NOEL Wieck and his son Grant own one of the region's most profitable and successful dairy farms - if you poured a glass of Norco milk, there's a chance you're drinking produce from their property north of Jondaryan.
But the family fears its days on the property Chelmonte are numbered if the proposed expansion of the New Acland Coal Mine goes ahead.
Situated just 2km from the outlined area for Stage 3 of the mine, Mr Wieck has deep concerns for their supply of groundwater should New Hope get the go-ahead.
He said their main bore, which supplies water to their dairy operation, was 100m deep and part of a series of basalt bores that made up the underground water network the property depended on.
Mr Wieck was concerned New Hope would start cutting off his localised basalt bore network when it started digging, water he said would not be used for mining operations.
He said he was further worried about New Hope's plan to not properly rehabilitate the areas it excavated, leaving voids allowing underground water to leach in and evaporate.
Grant agreed with his father, saying he was worried whether the property would produce dairy by the time his own son took over.
"That's a potential consequence (if the expansion goes ahead). We need our groundwater," he said.
"We can crop 1100 acres (445 hectares) but this would not provide a level of income that sustains us as well as our existing dairy operation.
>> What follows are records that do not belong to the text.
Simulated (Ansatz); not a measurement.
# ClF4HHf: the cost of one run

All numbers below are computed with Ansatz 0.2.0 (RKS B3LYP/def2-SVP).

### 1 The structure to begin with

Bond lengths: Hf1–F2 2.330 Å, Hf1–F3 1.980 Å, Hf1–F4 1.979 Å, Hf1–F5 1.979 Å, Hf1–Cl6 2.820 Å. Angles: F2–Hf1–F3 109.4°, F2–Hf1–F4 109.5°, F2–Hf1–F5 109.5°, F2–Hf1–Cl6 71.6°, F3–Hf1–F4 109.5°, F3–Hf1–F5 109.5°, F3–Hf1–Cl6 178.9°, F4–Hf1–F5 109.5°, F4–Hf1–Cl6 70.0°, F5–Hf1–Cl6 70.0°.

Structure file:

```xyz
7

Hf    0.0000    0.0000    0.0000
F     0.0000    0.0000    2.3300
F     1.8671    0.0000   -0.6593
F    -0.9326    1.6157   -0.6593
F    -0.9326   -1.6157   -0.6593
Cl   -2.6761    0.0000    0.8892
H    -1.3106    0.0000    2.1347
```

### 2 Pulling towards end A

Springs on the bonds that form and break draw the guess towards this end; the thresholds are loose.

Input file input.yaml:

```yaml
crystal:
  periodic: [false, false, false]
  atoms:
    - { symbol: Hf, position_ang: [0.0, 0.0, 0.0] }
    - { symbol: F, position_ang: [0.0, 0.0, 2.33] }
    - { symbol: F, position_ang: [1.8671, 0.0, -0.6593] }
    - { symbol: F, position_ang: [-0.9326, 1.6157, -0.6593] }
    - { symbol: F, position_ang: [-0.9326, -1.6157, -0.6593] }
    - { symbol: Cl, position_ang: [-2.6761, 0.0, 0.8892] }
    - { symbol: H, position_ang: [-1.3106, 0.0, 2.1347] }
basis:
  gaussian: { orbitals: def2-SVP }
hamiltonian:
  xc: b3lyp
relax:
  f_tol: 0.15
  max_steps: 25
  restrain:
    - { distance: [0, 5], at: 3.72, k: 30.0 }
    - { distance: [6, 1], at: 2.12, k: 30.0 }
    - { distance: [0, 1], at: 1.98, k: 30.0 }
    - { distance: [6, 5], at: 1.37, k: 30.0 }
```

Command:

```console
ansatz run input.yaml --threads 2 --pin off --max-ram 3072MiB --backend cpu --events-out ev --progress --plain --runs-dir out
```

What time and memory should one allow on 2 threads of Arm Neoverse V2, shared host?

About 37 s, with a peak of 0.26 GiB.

"We're not radicals or trouble-makers - we're just trying to look after our livelihood."
Grant disputed New Hope's insistence its land use practices were environmentally sustainable.
"While New Hope pontificates on a high standard of rehabilitation in Stages 1 and 2, the land use they've allowed for is in no way as productive as what it was before," he said.
"It's currently been used for political purposes to justify their expansion and to distract any attention from their intentions in Stage 3."
All parties involved in the dispute will be looking out for the Land Court's decision on the mine in the new year, in a case that has become the longest of its kind in Queensland's history.